Little Sofia Martinez has a big personality and big plans, which makes every day memorable. Between her sisters and cousins, her family isthe focus of her many adventures. From taking school pictures to doing chores, this 7-year-old knows how to make every moment count. Sofia loves her family and loves her life. What could be better?
About the Author
Jacqueline Jules is the award-winning author of 25 children's books, including No English (2012 Forward National Literature Award), Zapato Power: Freddie Ramos Takes Off (2010 CYBILS Literary Award, Maryland Blue Crab Young Reader Honor Award, ALSC Great Early Elementary Reads), and Freddie Ramos Makes a Splash (named on 2013 List of Best Children's Books of the Year by Bank Street College Committee). Jules and her family live in Northern Virginia.
Kim Smith has illustrated two picture books, including the upcoming Raven and Loon, which have been published in English and Inuktitut. She studied illustration at the Alberta College of Art and Design in Calgary, Alberta, where she currently resides.

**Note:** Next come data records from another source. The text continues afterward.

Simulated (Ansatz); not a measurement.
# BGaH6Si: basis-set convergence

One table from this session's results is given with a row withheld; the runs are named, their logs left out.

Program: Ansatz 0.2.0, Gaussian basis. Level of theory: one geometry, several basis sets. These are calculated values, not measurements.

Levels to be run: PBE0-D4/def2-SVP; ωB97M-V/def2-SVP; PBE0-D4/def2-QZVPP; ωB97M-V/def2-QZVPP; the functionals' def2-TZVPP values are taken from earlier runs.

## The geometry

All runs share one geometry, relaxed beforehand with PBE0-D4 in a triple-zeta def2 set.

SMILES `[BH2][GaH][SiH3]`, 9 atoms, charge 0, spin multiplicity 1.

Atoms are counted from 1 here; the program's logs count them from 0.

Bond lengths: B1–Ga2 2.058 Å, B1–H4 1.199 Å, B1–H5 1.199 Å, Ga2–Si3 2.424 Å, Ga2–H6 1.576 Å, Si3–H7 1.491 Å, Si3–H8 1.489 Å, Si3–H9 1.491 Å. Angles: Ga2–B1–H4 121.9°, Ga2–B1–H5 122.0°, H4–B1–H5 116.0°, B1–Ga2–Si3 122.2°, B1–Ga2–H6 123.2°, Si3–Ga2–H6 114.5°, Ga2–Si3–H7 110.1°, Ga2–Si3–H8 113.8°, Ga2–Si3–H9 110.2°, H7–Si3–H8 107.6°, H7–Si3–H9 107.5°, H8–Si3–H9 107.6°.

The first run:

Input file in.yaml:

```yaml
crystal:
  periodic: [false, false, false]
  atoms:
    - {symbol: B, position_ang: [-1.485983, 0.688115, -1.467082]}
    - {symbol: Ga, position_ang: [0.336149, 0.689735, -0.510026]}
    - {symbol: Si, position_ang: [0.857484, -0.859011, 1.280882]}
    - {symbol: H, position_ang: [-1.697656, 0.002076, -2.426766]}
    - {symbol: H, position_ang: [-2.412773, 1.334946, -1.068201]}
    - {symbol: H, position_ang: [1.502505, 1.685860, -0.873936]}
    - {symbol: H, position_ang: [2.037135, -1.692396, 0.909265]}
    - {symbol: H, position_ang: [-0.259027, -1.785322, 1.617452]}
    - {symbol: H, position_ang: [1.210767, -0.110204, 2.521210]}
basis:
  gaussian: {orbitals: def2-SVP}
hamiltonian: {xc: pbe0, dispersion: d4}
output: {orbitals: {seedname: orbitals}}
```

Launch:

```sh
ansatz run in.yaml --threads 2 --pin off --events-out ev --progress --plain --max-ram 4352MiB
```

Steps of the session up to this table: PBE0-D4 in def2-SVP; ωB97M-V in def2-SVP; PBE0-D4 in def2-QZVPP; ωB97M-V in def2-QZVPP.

Most Helpful Customer Reviews
Great bi-lingual book Seven year old Sofia Martinez is the star of this children’s story book. The book actually contains three different short stories, each of which is divided into chapters and each telling about some aspect of her family life. Throughout the stories short key Spanish terms are also used and there is a Spanish Glossary to explain the meanings of these terms. This early chapter book has beautiful, vivid illustrations which bring the characters and situations to life. In each story, Sofia tries to overcome a different problem in her own inimitable manner, often with entertaining, humorous results. In the first story, she wants to stand out from her two older sisters, because she feels nobody notices her. In the second she - disastrously - tries to make a piñata and in the third she needs to re-capture a mouse, Snowflake! I like how the book is bilingual and the spanish vocabulary is colour highlighted, making it easy to spot. This colour coding will also help younger readers realise that they may well not understand the coloured text and why. This is a great way to introduce a different language in a non-threatening manner to children who have never seen or spoken it before but it will also be great for children who have grown up speaking both Spanish and English. I hope this will be a book from a series and have no hesitation in recommending it for children who are ready to read, relatively independently, early chapter books. Teachers would probably find this book a great resource for stimulating PSHE discussions as well as introducing Spanish to their pupils. Thanks to the author, publishers and NetGalley, too, for letting me read this book in exchange for an honest review.